The chances of coach Mark Rudan staying at the Wellington Phoenix beyond this season is becoming a 50-50 scenario.
And that's probably at best.
It's an unusual situation, as Rudan is contracted until the end of next season.
But it's reality — for a number of reasons — and could overshadow the rest of the campaign.
Rudan needs to find a way to resolve a difficult domestic situation — isolated from his family across the Tasman — and also wants to see greater commitment and ambition from the Phoenix into the future, saying on Thursday that if there are not improvements, "then I won't be here".
While one Australian bookmaker has already paid out on the Phoenix making the finals, for only the second time in seven seasons, the odds also appear to be diminishing on the 43-year-old being in Wellington for the second year of his contract.
When asked about his future on Thursday, Rudan was initially reluctant to discuss it. He refused to commit to being in the capital next year, perhaps understandable as negotiations are ongoing.
But he also wouldn't comment on speculation that has linked him to the head coach role at the new Western Melbourne franchise, essentially being unable to rule out going there.

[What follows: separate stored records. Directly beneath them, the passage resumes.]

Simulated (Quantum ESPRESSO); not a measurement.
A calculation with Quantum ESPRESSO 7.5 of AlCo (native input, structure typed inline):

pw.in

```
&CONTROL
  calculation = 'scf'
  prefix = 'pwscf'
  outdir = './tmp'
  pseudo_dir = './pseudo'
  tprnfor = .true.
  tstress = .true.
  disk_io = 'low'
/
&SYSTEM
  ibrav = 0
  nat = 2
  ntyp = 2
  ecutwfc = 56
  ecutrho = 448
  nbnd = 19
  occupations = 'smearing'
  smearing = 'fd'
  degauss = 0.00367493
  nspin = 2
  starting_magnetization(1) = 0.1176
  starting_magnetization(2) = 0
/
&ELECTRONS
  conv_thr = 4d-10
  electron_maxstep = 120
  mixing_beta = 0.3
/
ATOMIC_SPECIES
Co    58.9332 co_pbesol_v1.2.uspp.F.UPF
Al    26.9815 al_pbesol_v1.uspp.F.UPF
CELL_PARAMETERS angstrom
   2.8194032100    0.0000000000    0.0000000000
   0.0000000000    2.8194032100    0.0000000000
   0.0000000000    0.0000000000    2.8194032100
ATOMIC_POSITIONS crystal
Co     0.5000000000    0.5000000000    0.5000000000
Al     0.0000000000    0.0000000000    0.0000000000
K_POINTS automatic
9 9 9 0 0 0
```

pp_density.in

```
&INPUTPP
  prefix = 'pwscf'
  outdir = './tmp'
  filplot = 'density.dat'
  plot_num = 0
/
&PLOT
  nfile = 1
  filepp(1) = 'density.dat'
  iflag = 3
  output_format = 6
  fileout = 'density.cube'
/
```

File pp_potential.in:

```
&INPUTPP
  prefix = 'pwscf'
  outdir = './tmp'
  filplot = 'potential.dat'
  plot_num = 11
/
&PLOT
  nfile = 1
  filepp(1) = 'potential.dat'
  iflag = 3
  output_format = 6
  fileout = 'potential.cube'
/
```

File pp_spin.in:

"I respect your question," said Rudan, when asked about his commitment for next season. "I think I have spoken enough about it. There is enough dialogue going on between myself and the football club and at the right time we will speak about that. I hope you respect my side of things as well.
"I've heard the club's [view] and I am going to be hearing more from them at the same time I am putting forward my case, I've made it quite clear."
At the forefront of Rudan's mind is his family, living more than 2,000 kilometres away in Sydney.
"I've got a personal situation I have to resolve and pretty soon as well," said Rudan. "I've got two teenage kids who need their Dad around and Dad needs them around too. But I bought into this and we've made a decision. But I also said [before] that if I thought it was going to be this hard I probably wouldn't have taken this on…that's reality."
Rudan also indicated he wants to see evidence that the Phoenix can become an A League heavyweight.
The club has always been run on a tighter budget than many other A League teams, with a smaller backroom staff and thinner resources. That has changed positively this season, but would need to move significantly to compare with Sydney FC, Perth Glory or Friday's opponent Melbourne Victory.
"The club understands that I want a proper project, and I want to build on that," said Rudan. " I'm not going to sit back and rest on my laurels. If things that have been done in the past continue in that way, then I won't be here. They need to improve, everything needs to improve."
Both Phoenix chairman Rob Morrison and CEO David Dome have made comments in recent weeks espousing Rudan's personal integrity, with the underlying implication that it will be a key factor in him honouring the remainder of his deal, beyond a possible extension.
"Anyone who knows me will tell you the same thing [about integrity] but I keep saying, first and foremost, I am most honourable to my family," said Rudan. "Simple as that. And you can take that however you want, but that is the start of it and the end of it."
Beyond his personal situation, Rudan is fully focused on what looms as a massive game at Eden Park on Friday night.
The coach, who showed his methodical side by pacing out the stadium's pitch yesterday morning before training to check the dimensions, hopes the expected 20,000 crowd will create a difficult atmosphere for the Victory.
"They are quite parochial and vocal here in Auckland and hopefully the louder the better," said Rudan. "I am sick of tired of going to AAMI park and listening to their fans. They are one of the best [fan support] in the league so I'm hoping we can turn the table and make this loud and ugly for them [tonight]."